2. Send an RPC request: `curl http://localhost:5005 -d '{"method":"server_info"}'`
3. Check the debug.log for `trace_id=` entries: `grep trace_id= /path/to/debug.log`
4. Open Grafana at http://localhost:3000 -> Explore -> Loki and search for `{job="rippled"} |= "trace_id="`.
5. Click the TraceID link to navigate to the corresponding trace in Tempo.
## Phase 9: OTel Metrics Alerting Rules
The following alerting rules are recommended for the Phase 9 OTel SDK metrics.

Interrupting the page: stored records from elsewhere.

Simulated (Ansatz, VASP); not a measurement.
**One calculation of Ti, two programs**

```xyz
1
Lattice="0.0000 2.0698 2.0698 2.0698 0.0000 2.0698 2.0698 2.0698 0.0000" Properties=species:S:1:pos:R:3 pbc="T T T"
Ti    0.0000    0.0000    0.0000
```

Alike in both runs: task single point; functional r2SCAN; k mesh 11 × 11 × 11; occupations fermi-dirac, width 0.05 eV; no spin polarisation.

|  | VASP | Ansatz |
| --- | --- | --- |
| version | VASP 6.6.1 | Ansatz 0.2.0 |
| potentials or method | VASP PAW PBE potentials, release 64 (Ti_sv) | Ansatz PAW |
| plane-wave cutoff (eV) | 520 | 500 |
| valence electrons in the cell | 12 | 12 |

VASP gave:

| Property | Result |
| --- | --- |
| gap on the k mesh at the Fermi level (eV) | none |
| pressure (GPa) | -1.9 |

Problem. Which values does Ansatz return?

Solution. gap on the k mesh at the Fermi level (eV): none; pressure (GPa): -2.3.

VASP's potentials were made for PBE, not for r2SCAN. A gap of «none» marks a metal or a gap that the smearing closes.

Add to your Prometheus alerting rules configuration.
### NodeStore
| Alert Name | Severity | Condition | For | Description |
| --------------------------- | -------- | ---------------------------------------------------- | --- | ------------------------------------------------------- |
| `NodeStoreHighWriteLoad` | Warning | `rippled_nodestore_state{metric="write_load"} > 100` | 5m | NodeStore backend is under sustained write pressure |
| `NodeStoreReadQueueBacklog` | Warning | `rippled_nodestore_state{metric="read_queue"} > 500` | 5m | Prefetch thread pool is saturated; reads are backing up |
### Cache
| Alert Name | Severity | Condition | For | Description |
| ----------------------- | -------- | ------------------------------------------------------- | --- | ------------------------------------------------------ |
| `SLECacheHitRateLow` | Warning | `rippled_cache_metrics{metric="SLE_hit_rate"} < 0.5` | 10m | SLE cache is thrashing; consider increasing cache size |
| `LedgerCacheHitRateLow` | Warning | `rippled_cache_metrics{metric="ledger_hit_rate"} < 0.5` | 10m | Ledger cache hit rate is degraded |
### Transaction Queue
| Alert Name | Severity | Condition | For | Description |
| ---------------------- | -------- | ---------------------------------------------------------------------------------------------------------------------- | --- | -------------------------------------------------- |
| `TxQNearCapacity` | Warning | `rippled_txq_metrics{metric="txq_count"} / rippled_txq_metrics{metric="txq_max_size"} > 0.8` | 5m | TxQ is >80% full; transactions may be rejected |
| `TxQHighFeeEscalation` | Warning | `rippled_txq_metrics{metric="txq_open_ledger_fee_level"} / rippled_txq_metrics{metric="txq_reference_fee_level"} > 10` | 5m | Fee escalation is 10x above reference; high demand |
### Load Factor
| Alert Name | Severity | Condition | For | Description |
| --------------------- | -------- | -------------------------------------------------------------- | --- | -------------------------------------------------------------- |
| `HighLoadFactor` | Warning | `rippled_load_factor_metrics{metric="load_factor"} > 5` | 10m | Combined load factor is elevated; transactions cost 5x+ normal |
| `HighLocalLoadFactor` | Critical | `rippled_load_factor_metrics{metric="load_factor_local"} > 10` | 5m | Local server load is critically elevated |
### RPC Performance
| Alert Name | Severity | Condition | For | Description |
| ------------------ | -------- | ---------------------------------------------------------------------------------------------------------- | --- | --------------------------------- |
| `HighRPCErrorRate` | Warning | `sum(rate(rippled_rpc_method_errored_total[5m])) / sum(rate(rippled_rpc_method_started_total[5m])) > 0.05` | 5m | >5% of RPC calls are erroring |
| `SlowRPCLatency` | Warning | `histogram_quantile(0.95, sum by (le) (rate(rippled_rpc_method_duration_us_bucket[5m]))) > 5000000` | 5m | RPC p95 latency exceeds 5 seconds |
### Job Queue
| Alert Name | Severity | Condition | For | Description |
| ------------------ | -------- | ----------------------------------------------------------------------------------------------------- | --- | ---------------------------------------------------- |
| `JobQueueBacklog` | Warning | `sum(rate(rippled_job_queued_total[5m])) - sum(rate(rippled_job_finished_total[5m])) > 100` | 5m | Jobs are being queued faster than they're completing |
| `SlowJobExecution` | Warning | `histogram_quantile(0.95, sum by (le) (rate(rippled_job_running_duration_us_bucket[5m]))) > 10000000` | 5m | Job execution p95 exceeds 10 seconds |
## Validator Health Monitoring (Phase 7+)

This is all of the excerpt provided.